Today I came across a meme involving itunes and the shuffle function -- two of my favorite things! This is one I've seen around in various permutations, but it's basically the soundtrack to Your Movie. Or A Movie using your digital music library. Silly, fun and sometimes strangely appropriate.

I have been going back and forth on whether or not I'll do nanowrimo this year, and it struck me that random and arbitrary affiliations like the ones generated by this meme could be an interesting jumping off place to start on something new. OR NOT. Anyway -- here's what came up for me while pushing the "next" button (and instructions for playing along at home):

(Obligatory rules)

1. Open your music library (iTunes, Winamp, Media Player, iPod, etc.).

2. Put it on shuffle and press play.

3. For every question, type the song that's playing. When you go to a new question, go to the next song.

4. Don't lie and try to pretend you're cool.

opening credits: Find Love / Clem Snide (radio session version) -- so funny because I recently loaded this to my ipod and have been listening to it obsessively. I have more to say, but I'll say it later. (there are shark attacks and killer bees!)

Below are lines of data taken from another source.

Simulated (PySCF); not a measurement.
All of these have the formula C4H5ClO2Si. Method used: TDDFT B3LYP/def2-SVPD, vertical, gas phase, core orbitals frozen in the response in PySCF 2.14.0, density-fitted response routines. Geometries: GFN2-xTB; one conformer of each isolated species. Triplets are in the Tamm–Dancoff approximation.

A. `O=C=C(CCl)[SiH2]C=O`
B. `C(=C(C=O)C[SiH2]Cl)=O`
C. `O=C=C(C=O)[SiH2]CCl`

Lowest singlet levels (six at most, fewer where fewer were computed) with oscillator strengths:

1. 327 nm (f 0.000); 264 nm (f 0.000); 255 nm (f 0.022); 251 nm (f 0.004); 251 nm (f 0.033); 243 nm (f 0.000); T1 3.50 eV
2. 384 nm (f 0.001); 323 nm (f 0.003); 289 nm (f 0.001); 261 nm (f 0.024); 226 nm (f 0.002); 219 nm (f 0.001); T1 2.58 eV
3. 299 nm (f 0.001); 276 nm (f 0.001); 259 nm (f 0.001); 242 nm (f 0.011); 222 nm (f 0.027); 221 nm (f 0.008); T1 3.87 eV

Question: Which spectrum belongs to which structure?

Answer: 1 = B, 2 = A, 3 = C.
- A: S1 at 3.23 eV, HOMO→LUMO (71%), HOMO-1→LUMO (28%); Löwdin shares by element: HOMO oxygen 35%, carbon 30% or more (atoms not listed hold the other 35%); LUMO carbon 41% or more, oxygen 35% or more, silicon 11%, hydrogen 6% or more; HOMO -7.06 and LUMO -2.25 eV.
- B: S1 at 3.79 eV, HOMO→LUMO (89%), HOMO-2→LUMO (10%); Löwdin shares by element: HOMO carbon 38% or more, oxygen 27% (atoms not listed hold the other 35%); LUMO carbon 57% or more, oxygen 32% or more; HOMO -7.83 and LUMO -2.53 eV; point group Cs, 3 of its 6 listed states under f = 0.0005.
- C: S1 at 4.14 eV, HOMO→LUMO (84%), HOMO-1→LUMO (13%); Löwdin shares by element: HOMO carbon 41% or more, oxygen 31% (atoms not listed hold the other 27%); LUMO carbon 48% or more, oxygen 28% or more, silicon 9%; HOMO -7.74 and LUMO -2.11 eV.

waking up: Snakes in the Grass / Essex Green -- very mod-poppy and excellent waking up music -- especially if you planned on spending the day riding around having madcap revenge adventures on a vespa.

falling in love: Hairy Trees / Goldfrapp -- way to be subtle, itunes!

fight song: Leisure Suite / Feist -- pillow fight, maybe.

breaking up: Lily, Rosemary and the Jack of Hearts / Bob Dylan -- love triangle! gambling! knife fight!

prom: All You Need is Love / The Beatles -- you also need a brass band.

life is good: I Only Want To Be With You / Dusty Springfield -- ... I don't know how I feel about this song. I think that maybe the singer needs to develop some independent hobbies. Life might be good like this, but it would be GREAT if it were more along the lines of "I want to be with you, but I also want to work on my 1/12 scale papier mache taj mahal. Let's figure it out."

mental breakdown: Keep On the Sunny Side / The Whites -- this is actually a great song if you're having a mental breakdown. It's comforting without being smothering.

driving: Apples On a Stick / Crossover -- this is more of an adult jump rope song than a driving song, but would also work for driving (although I think better for being stuck in traffic than for the open road).

flashback: It Ain't Me Babe / Bob Dylan -- just the kind of conversation that would replay 10000x times. I'm beginning to think itunes is kind of a sadist.

getting back together: Buckets of Rain / Bob Dylan -- Ha! Life is sad/ Life is a bust/ All ya can do is do what you must./ You do what you must do and ya do it well,/ I'll do it for you, honey baby,/ can't you tell? Random itunes is apparently also looking forward to the new Dylan movie.

wedding: The Painter / I'm From Barcelona -- I love this song, not least because of the following lyric: I've got to go now, the cops are on their way/ I haven't got a license, but I've got a lot to say/ Don't give up on your dreams, boy! don't give up on your dreams, nobody. I don't know that it's particularly wedding appropriate, but I'm going to say Why Not? He could be the guy that nobody remembers inviting, like the Ancient Mariner with the truth he must speak!

night before the war: Here in My Heart (with Anna Domino) / The 6ths -- I haven't listened to this in a long time, but it's a pretty little song and strangely apt for the category -- it's all sweet lovey nothings until the end when it asks In a while, will your smile fade away?/ Will we be history gone astray, nothing to say? which seems like a reasonable concern if you're going to be gone for a while.

final battle: Do What You Want / OK Go -- the final battle features lots of cowbell and people do-do-doing what they want. (they apparently want cowbell! the battle isn't over until the cows come home.)

moment of triumph: Chariot / Page France -- !!! This song has many elements of songs that came before on the list (snakes and bees, wedding feasts), but essentially is one of those cheery death songs: fire come and carry us/ make us shine or make us rust/ tell us that you care for us/ we need to hear a word for us/ let your body stand with us/ let our rags be turned to dust/ Chariot you swing for us/ We think that you can carry all of us/ so we will become a happy ending

death scene: Boa Constrictor / Magnetic Fields -- love is wrapped around my heart/ like a boa constrictor, babe.

funeral song: I'm so Tired / The Beatles -- this seems like more of a fake "you thought I was dead, but I'm just really, really tired although maybe I'd rather be dead since you are torturing me, p.s. this is all your fault" chain-smoking funeral song.

end credits: Eveningland / Hem -- this is so short! they'd either have to play it 15 times, or I can't have 500 eastern european computer animators in the credits for this movie. Decisions, decisions!

training week (the rest of it)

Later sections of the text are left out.